Posted: December 12th, 2008 | Author: Wayne Weddington | Filed under: Opinion | Tags: , , | Email This Post Email This Post 2 Comments »

Bernard Made-Off.  With $50 billion.

I have been a little surprised at the lack of coverage on Madoff’s devastating crime of fraud.  The ripples from his crime will reach tsunami proportions for investors around the country and particularly in the towns of Long Island and Palm Beach.

I cannot not imagine how someone like Madoff can sleep at night.  It was a scheme carried out with profound efficiency, hype and arrogance.  Madoff even had a two-year waiting list to get exposure to his supposed performance.  He created a ruse of scarcity value when all the while he probably “let” investors into the fund only to pay off mounting redemptions.  Because of the relative “safety” of Madoff’s returns, there were many families who parked their entire life savings with the firm.

I am deeply suspicious of the rest of the family’s participation.  It seems implausible that they could not have known or were not complicit.  (This is a blog so I can make opinionated statements.)  I have been told that Bernard’s brother, Peter, had the temerity to “show up at temple” this past Saturday, only two days after Bernard was arrested.  As there were no incidents at the temple I can only applaud the restraint of his fellow congregants, many of whom, I understand, were clients.  Perhaps at least one congregant might have thrown his or her shoes at Peter, as was infamously done to W this weekend in Baghdad.

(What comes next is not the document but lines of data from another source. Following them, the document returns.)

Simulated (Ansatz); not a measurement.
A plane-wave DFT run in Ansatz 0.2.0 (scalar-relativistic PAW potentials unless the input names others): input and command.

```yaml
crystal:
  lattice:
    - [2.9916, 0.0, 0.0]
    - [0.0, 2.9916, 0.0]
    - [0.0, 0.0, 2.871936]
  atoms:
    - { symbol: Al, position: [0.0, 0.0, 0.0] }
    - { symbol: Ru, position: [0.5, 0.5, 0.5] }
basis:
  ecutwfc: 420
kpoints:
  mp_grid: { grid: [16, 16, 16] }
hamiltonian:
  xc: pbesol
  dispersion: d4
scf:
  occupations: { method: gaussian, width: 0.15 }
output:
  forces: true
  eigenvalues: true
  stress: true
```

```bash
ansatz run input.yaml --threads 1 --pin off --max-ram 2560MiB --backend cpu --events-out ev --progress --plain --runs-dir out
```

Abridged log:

Of my own experience, clients sometimes chafe at the rigor with which my Administrator scrubs a subscription for proper notary signatures, passports, character references and other identifying data.  “I have invested in 20 hedge funds and no one else has asked me for this information,” they complain. But in the world of private funds, rigor, while it is cumbersome and tedious, is your best friend.  I suspect that the SEC will also be found to have been negligent for not pursuing oversight of Madoff more strenuously.

-Wayne Weddington


2 Comments on “Why is this man crying?”

  1. 1 miltthestilt said at 10:30 am on December 23rd, 2008:

    Oy Vey!!!!!!!!!!!! Ithis story keeps getting better…… this perfect Ponzi scheme of Madoff (Made-Off) continues to fascinate the world. ….A true financial holocaust… He managed to lose or steal 50 billion dollars, which can’t be easy to do no matter how hard you try….. with a busy looking stock-trading operation occupying the 19th floor, of his building…. and the computers and paperwork of Bernard L. Madoff Investment Securities (his name is on the door remember!) filled the 18th floor and on the 17th floor was Bernie Madoff’s fraud center, occupied by another two dozen staff members but who must have been blinded by some sort of quantitative trading wizardry in order produce that mind-numbing 10-12%… lol ….It was called the “hedge fund” floor, where the scam was conceived…….. and nobody else knew?????????????? .not the other 2 dozen employees who worked there?????? I smell rotten lox..I actually feel bad for Charles Ponzi ..Ponzi scammers will have to change their name to “Madoff schemers”.and Mr.Ponzi will disappear into the federal prison files……. in researching more about hedge funds I came across a few books that were also fascinating… Hedge Fund Trading Secrets Revealed by Robert Dorfman… and Confessions of a Street Addict by Jim Cramer….both these books take you on a great ride about hedge funds how they make and lose millions…… and expose many other scam practices in this game. Dorfman actually teaches his strategies

  2. 2 Wayne Weddington said at 10:54 am on December 23rd, 2008:

    lol

    I would run up against Madoff’s ‘miracles’ quite a bit as well. People would say “well I am with Madoff, so I am very wary of risky hedge funds.” Madoff is the essence of the “confidence man” known as the “con man”… these are the people who actually trade on the syrupy language necessary to gain the confidence of their victims, while pretending to trade in something else. They prey on the hopes and therefore the weaknesses of the human condition. I believe it likely that he also plied his skill on the SEC… it is not plausible that after multiple warnings the SEC could not have found any evidence. There may be revelations of bribes on top of the apparent incompetence. I feel so sorry for those who were victimized by Madoff and to a large extent he preyed upon his own community.